Mon 20 Nov 2006
I feel a rant brewing …. It’s 6am, I’ve been awake since 4.30am. This is not an unusual scenario though I wish desperately that it was.
6am in Sri Lanka is the equivalent of our 8.30am. People are up and about and going to work, dogs are barking, cars and buses are beeping happily at eachother, exotic birds screech, fervent religious chanting is tannoyed across the neighbourhood, drumming wafts back in response and the old man across the courtyard at exactly 6.10, spends 15 minutes hacking up phlegm. Despite the fact that people generally start work at 8.30/9am, by 6am the entire country is in full swing. Utter Bastards.
Anyway, 6am at the moment sounds like a luxury, I went to bed at 9pm to savour this ‘long lie’ to the max. But no. In many an unlucky household, such as mine, Sri Lanka’s alarm clock is set for 4am.
It’s curry for breakfast (lunch and dinner) and as you can imagine, it doesn’t just pour conveniently out of cereal packet. No, you must go out into the communal courtyard, clatter about washing pans, chopping things and every few days, like today, grind spices. I say grind, it’s more of a pummel. The family have a mortar the size of a saucepan and a five foot long stone pestle. Between 4.30 and 5.30 the old witch monotonously heaves at this thing and it sounds exactly like someone’s head thudding off a stone floor. Mine. Our house is cast entirely out of a single piece of concrete and coated with more tiles than a space shuttle. It has the acoustic properties of a tunnel made from solid china. The guy upstairs once dropped what sounded like a marble and I thought the war had started. So, no matter how tightly I wedge in the earplugs, this druidic death march cannot be muffled.

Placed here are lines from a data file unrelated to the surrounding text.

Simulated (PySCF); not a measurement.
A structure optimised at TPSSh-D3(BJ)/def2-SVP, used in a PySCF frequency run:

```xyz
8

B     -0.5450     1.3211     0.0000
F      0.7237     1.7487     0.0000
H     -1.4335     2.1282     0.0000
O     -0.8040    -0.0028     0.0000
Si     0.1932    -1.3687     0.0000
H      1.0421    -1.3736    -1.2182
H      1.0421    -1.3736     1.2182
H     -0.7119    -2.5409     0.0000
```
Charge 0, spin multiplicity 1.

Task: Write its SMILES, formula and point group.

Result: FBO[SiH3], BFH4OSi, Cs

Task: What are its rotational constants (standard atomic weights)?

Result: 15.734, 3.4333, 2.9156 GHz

To ‘normal people’ this does not seem to be an un-thoughtful or inappropriate time to be making such a racket. My family have no ASBOs. I expected Sri Lankans to be a bit more contradictory, like I imagine India, but the uniformity of attitude is, at times, verging on the Japanese. I stayed in a hotel on a work trip last week and at 6am the porter came along the corridor and knocked on every door to deliver ‘bed tea’. No-one thought, die you evil bastard, remove the knuckles from his poisoned hand !! Everyone took the tea and then not a noise was heard until 8.30 when everyone left their rooms at exactly the same time. Bed tea seems to be THE reason people get up extra early. An end in itself. Reminds me of Jim Jarmusch in “Blue in the Face” talking about how he liked smoking so much he’d set his alarm for 2am to have a cigarette. When I arrived at my house I could see the woman calculate my Bed Tea Time – “What time you go to work, 8 o’clock ? …. Bed tea 6’o’clock, it’s OK ?”
Anyway … they’re right and I’m wrong. And in a Pavlovian way, they are trying to re-educate me, punishing me for my love of night and … punishing me more for my hatred of morning. I don’t think it’s going to work. Anyone who knows me as ‘a morning person’ is most mistaken.
November 28th, 2006 at 8:23 pm
Your description of “bed tea” was THE reason I was on the floor laughing this morning, and why I’m in a good mood my first day back at work. And the comparison to Jarmusch’s 2AM smoky treat has to be my favorite line thus far.
Making my way through all the back posts right now. Just plain brilliant stuff, man. Glad to have you on here. Cheers on the WP install!
December 5th, 2006 at 3:05 am
yeah, bed-tea, like it.. the caledonian sleeper has almost precisely the same policy.. tea at 6:30am, off the train at Euston at 7am
March 15th, 2007 at 4:26 am
Auster has his way of coming back to you in estranged places.